Confession: I’ve never met Doug. Through some editorial confusion on my part, Doug and I missed our first chance to talk and eventually ended up in an eleventh hour effort to close this interview. Everything I know of Doug I learned in my conversations with Michael Murray, a senior ad exec at this magazine. Michael points to Doug as one of the most pivotal early influences in his automotive career and the catalyst behind Michael’s racing ambitions. But as you’ll see, it’s easy to love Doug. He wants SEMA to effectively create an Oscar or ESPY award (brilliant idea); he just finished the entire Hemingway collection; he flies his own plane; he’s raced several road racing cars and he hates meetings – maybe just a little more than me. Doug works for the Cadillac of automotive PR firms, Schiefer Media, handling popular brands such as Eagle One Car Care, American Wheel, Weld Wheel, and the Bondurant Driving School.

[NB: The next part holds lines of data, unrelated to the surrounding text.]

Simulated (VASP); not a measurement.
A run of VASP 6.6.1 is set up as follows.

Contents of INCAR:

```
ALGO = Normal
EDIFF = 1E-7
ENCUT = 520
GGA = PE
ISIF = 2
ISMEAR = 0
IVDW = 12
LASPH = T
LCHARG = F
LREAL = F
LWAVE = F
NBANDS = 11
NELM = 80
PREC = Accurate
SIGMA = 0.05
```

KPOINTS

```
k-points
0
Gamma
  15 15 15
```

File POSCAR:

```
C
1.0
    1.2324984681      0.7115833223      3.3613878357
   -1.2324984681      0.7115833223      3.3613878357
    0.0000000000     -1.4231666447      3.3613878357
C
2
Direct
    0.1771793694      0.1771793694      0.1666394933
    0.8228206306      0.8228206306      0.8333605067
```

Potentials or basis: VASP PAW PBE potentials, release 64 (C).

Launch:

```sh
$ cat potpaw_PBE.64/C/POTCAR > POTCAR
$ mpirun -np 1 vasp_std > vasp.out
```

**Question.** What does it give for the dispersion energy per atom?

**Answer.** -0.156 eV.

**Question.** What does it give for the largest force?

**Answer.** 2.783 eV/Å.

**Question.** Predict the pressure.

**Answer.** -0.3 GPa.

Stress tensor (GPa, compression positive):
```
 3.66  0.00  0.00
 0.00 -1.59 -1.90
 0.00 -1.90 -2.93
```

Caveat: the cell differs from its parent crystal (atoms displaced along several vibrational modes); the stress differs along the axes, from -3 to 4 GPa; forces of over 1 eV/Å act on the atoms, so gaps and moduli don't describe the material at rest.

L.J.: Doug, thanks for taking some time out of your busy schedule to catch up with us at Performance Business. I imagine this is a busy time of year as you get ready for SEMA, PRI, etc. What are some of your most important goals for this year’s SEMA show?
Doug: My goals are the same as the other 35 years I’ve been to this show. There is no other place like it for making deals. I think of myself as a dating service for our clients. I like to introduce people and companies to each other and see what kind of chemical reaction takes place.
L.J.: Is SEMA doing a good job for our industry?
Doug: As I see it SEMA has three strategic responsibilities: 1) Legislative involvement, which they do very well; 2) The trade show, which they are exceptional at; and 3) Marketing our industry, which I don’t think they do very well. Look, what people don’t understand they fear; what people fear they kill. SEMA needs to do more to help the non-automotive people understand this great American art form we are involved in. It is art, you know. I suggest that SEMA create a prize, like the Nobel or Pulitzer for editorial or entertainment. Make it big and give it out every year at the banquet to the non-automotive editor or movie maker that makes the best piece for our industry. And I’d call it the Robert E. Petersen Award, or “The Pete.”
L.J.: What’s a typical day like for you at Schiefer Media?
Doug: That’s what I love about this job; no day is like another, the only constant for me is an ongoing effort to avoid meetings, which are the single biggest hindrance to human progress.
L.J.: Many people don’t understand all the work that goes into successfully building and marketing a brand. Whether it’s General Motors or Lucky Gracie’s Speed Shop, I’m guessing there are a handful of rules every business should follow when implementing a marketing campaign?
Doug: Business is civilized man’s way of waging war. A business plan and a battle plan look pretty much the same: What’s the goal? What do we need to know about that goal? How do we define success? What do we need to do to be successful? What assets do we have? What assets will we need? When are we going to do these things? How do we expand and supply our success? How do we get out if it fails? Simple stuff really.
L.J.: What is the hardest lesson you have had to learn in the media and PR businesses?
Doug: If it’s not broke, don’t fix it. Many successful businesses get boring so management thinks that things need to be changed. Often it’s boring because the systems are working as intended. We get bored with our processes long before consumers do. Not that change is bad, but change for the right reasons.
L.J.: As you know, my goal with this column is to find one good idea; something a retailer can implement today to generate more sales. If you were a performance retailer, what would you be doing to differentiate yourself and grow your business?
Doug: Culturalize the image of your business to fit the targeted consumer and make it as easy as possible for the consumer to buy from you. Whether it’s brick and mortar or online or both, you have to do everything you can to get people to visit your place of business. And, because your people are so important to your success, treat them like they are volunteers – like you appreciate that they are working with you.
L.J.: Doug, thanks again for chatting with me today. Any last thoughts?
Doug: I’m living a dream and happy to share it.
DOUG DWYER, Schiefer Media
What’s on your iPOD?
I’m a big satellite radio fan, I have both versions because I need the NASCAR and racing stuff, plus I need the XM for the onboard weather in my airplane. I’m mostly a news junky, talk show geek.
Last book read:
I’m big on biographies, the last book I read was “Founding Brothers” written by Joseph Ellis (but because I have a very long commute, I also listen to books on tape and I just finished the entire Hemmingway collection via audio, it really makes the time fly).
Favorite place to drive:
I live near Mount Palomar and Ortega Highways, both are really first class touring roads.